Unfinished sympathy.

Dark blue icons of video game controllers on a light blue background
Image credit: Eurogamer

Sometimes things just promise to be awful lot better than they turn out. Take Lost, for example. It has all the ingredients to become the best TV show ever made, and certainly starts off that way. With a great premise and solid cast, it has hints of greatness throughout, yet somehow the writers keep conspiring to screw it up by endlessly padding things out, changing their minds and stringing us along into believing that something mind blowing is going to happen any time soon - just tune in next week to find out. Or not. Whether it's blind optimism or the lack of anything better to watch that keeps you going whenever the show enters its periodic phases of losing the plot, it's hard to say. But by the end of season two, you'll wonder where your life went, and how long they can keep this drip feed water torture farce going before we all find something better to watch.

You go through similar peaks and troughs playing Just Cause. It starts off like it's going to be the be one of the most insanely brilliant action games ever made, as if the spirit of James Bond had been injected into an awesomely ambitious openworld adventure. But somewhere down the line developers Avalanche either ran out of time, or just ran out of inspiration to make the whole thing click the way it should have. Either way, you're subjected to some truly brilliant ideas that quickly become drowned out by some of the most pointless padding in a videogame ever seen. By the end of the 59th identical side quest, you'll question your own sanity.

Nevertheless, with ambition aplenty, Just Cause grabs hold of you immediately; it's a joyous manic pop thrill videogame with the bare-faced audacity to start the game by chucking you out of a moving aircraft and leaving you to get on with it. You first act in the game is to decide whether to pull the ripcord and casually parachute to safety, or plummet amusingly to your doom. If the former is your chosen course of action, you can either sail merrily to safety, or come to the realisation that shortly before impact that you can actually 'surf' on the top of any passing vehicle, pull out the driver and commandeer it. Excellent start.

It's Rico time

The sense of scale in the game is unrivalled, but it's all in vain.

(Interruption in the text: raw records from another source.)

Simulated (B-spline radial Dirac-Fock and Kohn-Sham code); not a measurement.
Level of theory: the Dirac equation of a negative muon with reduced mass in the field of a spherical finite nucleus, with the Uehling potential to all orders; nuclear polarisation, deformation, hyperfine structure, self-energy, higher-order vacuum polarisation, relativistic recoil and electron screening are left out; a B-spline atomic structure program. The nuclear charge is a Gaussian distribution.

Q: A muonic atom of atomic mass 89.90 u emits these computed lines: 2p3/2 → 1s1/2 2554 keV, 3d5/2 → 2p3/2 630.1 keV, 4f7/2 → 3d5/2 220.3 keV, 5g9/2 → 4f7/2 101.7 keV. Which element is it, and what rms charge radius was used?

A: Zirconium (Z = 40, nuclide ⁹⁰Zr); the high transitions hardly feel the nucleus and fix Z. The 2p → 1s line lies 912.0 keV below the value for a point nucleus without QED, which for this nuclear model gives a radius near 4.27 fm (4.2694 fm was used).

And when we say 'vehicle' we mean you can actually parachute into any vehicle in the entire game, be it a car, van, motorbike, industrial digger, chopper, or passenger airline. It really doesn't discriminate, for you are Rico, casual stuntman-cum-all-round gun-toting Latino action hero - a man who rather makes every other videogame hero look a bit lame by comparison. And being the Most Ridiculous Game Character Ever, you have the wondrous ability to subsequently abandon your vehicle in a couple of different ways. The first is the typical 'leap of doom' GTA-style, while the other is rather more spectacular, and involves going into what's known as 'stunt' mode. With the press of a button, you can go from tearing along at speed to standing on the top of a moving car, or hanging on the back-end of a chopper. From there, you then have the chance to effectively leap from one nearby vehicle to another, roof to roof - again, able to then kick out the driver and carry on in one swift motion. It's great fun to begin with, just gooning about doing insane things that no other videogame has attempted before.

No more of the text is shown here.